Despite the community having a marriage ban at the time, because their 'prophet' Jeffs was in prison, Bateman soon reappeared with a new, much younger wife following his divorce – and then went on to marry her sister, too. As Bateman's number of wives increased, along with children, he was soon shunned by many in the Mormon community, but Marie and Katas decided to keep an open mind and maintain contact, so they could help the women if needed.
After dinner at Bateman’s home one day, they were troubled to hear rumours Bateman was also married to underage girls.
It seemed Bateman was trying to start his own branch of the FLDS, known as the Samuelite group, and establish himself as the new Jeffs: a prophet who could save the souls of women and girls, so long as they obeyed his every command. He made the rules, recruited other families to join and is accused of taking advantage of vulnerable people in need of guidance.
During one training session, Bateman said his goals in life were to become the “most influential person on Earth, govern North and South America and probably England, and to bring the Queen of England to my home [...] I believe that’s part of the mission”.
He also started a YouTube channel, offering self-help advice and in an attempt to capture the Queen's attention.
What happened to Sam Bateman of the FLDS?
Bateman told the FLDS community that Warren Jeffs had died in prison and claimed to be the new messenger for the community – a story much like the one Jeffs had told the community previously, when his own father (a former revered prophet) died.
“Uncle Warren made me a prophet to do His will,” Bateman told them, tapping into the group’s desire to practice their faith and to feel it again. Prominent men in the community soon began handing over their daughters and own wives over to Bateman to marry. They also gave financial donations, which Bateman spent on luxury cars.
“Everyone in a fundamentalist Mormon group wants to be associated with the prophet [...] It’s like being the wife of God, and if you’re a believer who wouldn’t want that?” explains Marie.
Bateman soon asked Marie and Katas to switch the focus of their documentary about the unfair evictions over to him, inadvertently allowing greater access to the women and girls in his life. In November 2021, Marie secretly recorded Bateman confessing to facilitating the sexual abuse of children, claiming he was only doing so after ‘receiving a message from the Heavenly Father’ who told him he had to watch his daughters and wives being abused – alleging it was ‘painful’ for him to have to see his girls lose their ‘virtue’. Some girls were as young as 9.
Marie suggests Bateman wanted people to see him as a messiah as a result and brave for burdening said pain.
Bateman then forced the young girls and abused women to testify to Marie that they were not traumatised by the abuse.
How was Sam Bateman caught and convicted?
Unfortunately the tape of Bateman telling Marie that he had orchestrated the abuse of multiple women and girls was deemed not strong enough evidence by law enforcement, so Marie and Katas set out to gather more.
Bateman eventually allowed Marie to interview the wives and girls on camera, waxing lyrical about how much they love him. She also recorded women on camera saying Bateman coerced them into sex as a teenager, claiming it would bring them closer to God, a situation Marie labels off-camera as human trafficking.

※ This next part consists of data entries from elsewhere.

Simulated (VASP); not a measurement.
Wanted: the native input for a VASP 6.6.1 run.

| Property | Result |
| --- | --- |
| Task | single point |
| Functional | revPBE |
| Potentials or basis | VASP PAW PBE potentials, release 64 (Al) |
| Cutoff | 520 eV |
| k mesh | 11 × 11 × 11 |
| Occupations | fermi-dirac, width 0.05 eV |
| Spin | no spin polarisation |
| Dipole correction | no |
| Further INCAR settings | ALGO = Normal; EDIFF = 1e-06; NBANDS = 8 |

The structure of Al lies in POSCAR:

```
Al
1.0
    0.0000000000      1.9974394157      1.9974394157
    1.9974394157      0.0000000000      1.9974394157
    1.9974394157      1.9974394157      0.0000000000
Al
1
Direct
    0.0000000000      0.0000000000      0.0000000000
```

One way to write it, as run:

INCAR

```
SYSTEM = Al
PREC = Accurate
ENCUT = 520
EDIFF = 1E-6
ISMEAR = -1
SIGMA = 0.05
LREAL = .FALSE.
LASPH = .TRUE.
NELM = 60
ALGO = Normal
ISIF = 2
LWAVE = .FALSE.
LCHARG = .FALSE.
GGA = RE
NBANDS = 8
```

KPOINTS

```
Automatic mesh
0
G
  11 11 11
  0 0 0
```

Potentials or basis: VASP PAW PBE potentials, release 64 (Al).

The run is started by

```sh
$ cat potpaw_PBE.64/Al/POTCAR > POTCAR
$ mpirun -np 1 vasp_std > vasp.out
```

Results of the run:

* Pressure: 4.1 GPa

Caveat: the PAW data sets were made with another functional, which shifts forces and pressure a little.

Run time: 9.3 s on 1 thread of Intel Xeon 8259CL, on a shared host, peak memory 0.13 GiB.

After a lengthy process of gathering evidence for law enforcement, who are accused of acting without a sense of urgency, Marie presented her evidence to the FBI in July 2022 but was told they still needed an underage victim to testify to the abuse. After gaining the trust of Julia, a community member and wife of Moroni (another male community leader under Bateman's spell, and who later pled guilty to conspiracy to commit trafficking of a minor for sexual purposes), Marie shared her own story of how she was duped into believing she was the wife of another true prophet.
Upon hearing this, Julia took the bold step to get help and confessed to Marie how Bateman made the women work, took the profit, brainwashed them by forcing them to write about how much they loved him for hours on end and handing over their children.
Julia also said how Bateman threatened to take her one-year-old son away from her, should she not comply with his demands. “I just want to get back to my God and my true religion,” she sobs in the four-part series. “I thought ‘This man cannot go on and keep hurting people’.”
She also harrowingly spoke out about how Bateman made people watch him rape minors, sometimes on tape, and how he encouraged other men in the community to abuse women and girls.
On 28 August 2022, Bateman was caught driving with multiple women and girls in the trailer of his truck by police and pulled over, at the same time the FBI were gearing up to arrest him and worked with local law enforcement officers to ensure he was held in prison.
Where is Sam Bateman now?
After the extent of Bateman's heinous crimes came to light, thanks to Julia bravely providing evidence from the inner circle and Marie diligently supporting her and recording what she could, Bateman admitted to his years-long scheme of moving girls across state lines to abuse them.
In December 2024, Sam Bateman was sentenced to 50 years in prison as part of a plea deal.
He pleaded guilty to two charges: conspiracy to transport a minor for sexual activity, which carries a sentence of 10 years to life, and conspiracy to commit kidnapping, which can also lead to life in prison. Bateman was sentenced to 50 years for each charge, to run at the same time.
Judge Susan Brnovich told Bateman at his sentencing, as per a Guardian report, “You should not have the opportunity to be free [or] be around young women. You took them from their homes, from their families and made them into sex slaves. You stripped them of their innocence and childhood.”